Professor Adrian North, a music psychologist at Heriot-Watt University in Edinburgh, Scotland, conducted a study of 3600 people from around the world to figure out what your preferred music genre says about you. Besides the fact that he could’ve just done a MySpace quiz for that kind of information, we have a few problems with this being called a scientific study. For one thing, there was no analysis of any of the Latin genres. Secondly, there are genres labeled things like “Indie,” which really could encompass any number of types of music. Thirdly, most people don’t purely listen to one genre of music. For example, one of the findings of the study was that Indie lovers have low self-esteem and lack motivation, while Country & Western fans are hard working. But what if your favorite genre of music is alt country? Therefore, we present Professor North’s results along with Guanabee’s own analysis per our personal experience of attending many shows and judging people based on how they look. Plus, Latin genre extras!
BLUES
Professor North Says: High self-esteem, creative, outgoing, gentle and at ease
Guanbee Says: These people haven’t been sober since 1962. They don’t need a personality. They have Jameson. They use their music to cope with loss, which is a good thing because they can’t maintain relationships.
JAZZ
Professor North Says: High self-esteem, creative, outgoing and at ease.
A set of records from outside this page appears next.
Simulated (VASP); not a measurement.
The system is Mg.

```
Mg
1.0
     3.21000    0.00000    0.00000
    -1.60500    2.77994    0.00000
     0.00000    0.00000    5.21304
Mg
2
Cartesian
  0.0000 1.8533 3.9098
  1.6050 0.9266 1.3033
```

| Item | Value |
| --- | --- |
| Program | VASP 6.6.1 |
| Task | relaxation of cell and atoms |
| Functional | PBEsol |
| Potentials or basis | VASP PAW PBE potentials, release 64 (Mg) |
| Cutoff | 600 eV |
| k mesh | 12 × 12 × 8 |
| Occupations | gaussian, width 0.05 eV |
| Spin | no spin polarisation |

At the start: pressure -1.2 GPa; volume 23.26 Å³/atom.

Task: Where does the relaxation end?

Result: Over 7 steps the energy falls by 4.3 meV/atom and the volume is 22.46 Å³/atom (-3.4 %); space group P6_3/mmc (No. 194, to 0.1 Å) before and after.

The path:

Guanabee says: We will definitely give it to you that this bunch is creative. If by creative you mean they can play 720 variations of “Tea For Two” in a musical circle jerk no chick would be caught dead at. Also, have you seen their clothes? Kudos for always knowing where to score the heroin, though.
CLASSICAL MUSIC
Professor North Says: High self-esteem, creative, introvert and at ease
Guanabee says: These people are trying to get laid by showing you how smart they are.
RAP
Professor North Says: High self-esteem, outgoing
Guanabee says: Ghetto folks and the people who aspire to be them.
OPERA
Professor North Says: High self-esteem, creative, gentle
Guanabee Says: Gay
COUNTRY AND WESTERN
Professor North Says: Hardworking, outgoing
Guanabee Says: Ladies and gentleman, your future Vice President.
REGGAE
Professor North Says: High self-esteem, creative, not hardworking, outgoing, gentle and at ease
Guanabee Says: Cliches aside, these guys have huge cocks.
DANCE
Professor North Says: Creative, outgoing, not gentle
Guanabee Says: These people are creative in the sense that they see hair gel as a lifestyle rather than an accessory. They find music and self-tanner to be acceptable expressions of their latent homosexuality.
INDIE
Professor North Says: Low self-esteem, creative, not hard working, not gentle
Guanabee says: These people reject major labels because corporations remind them of their parents. No, literally. Their parents own RCA. And GE. This is also the reason they shun bathing.
BOLLYWOOD
Professor North Says: Creative, outgoing
Guanabee says: These people are manic from masturbating all day as a result of India’s dance-only sex education stance.
ROCK/HEAVY METAL
Professor North Says: Low self-esteem, creative, not hard-working, not outgoing, gentle, at ease
Guanabee Says: Any genre that boasts an artist who will piss on the Alamo has our respect. Also, kudos for being friends with Satan.
CHART POP
Professor North Says: High self-esteem, not creative, hardworking, outgoing, gentle, not at ease
Guanabee Says: These are all those friends of yours who are married and have kids. Also, probably your mom. And possibly you. Sorry.

SOUL
Professor North Says: High self-esteem, creative, outgoing, gentle, at ease
Guanabee Says: We should probably be sleeping with these guys instead of the dipshits at the Mercury Lounge.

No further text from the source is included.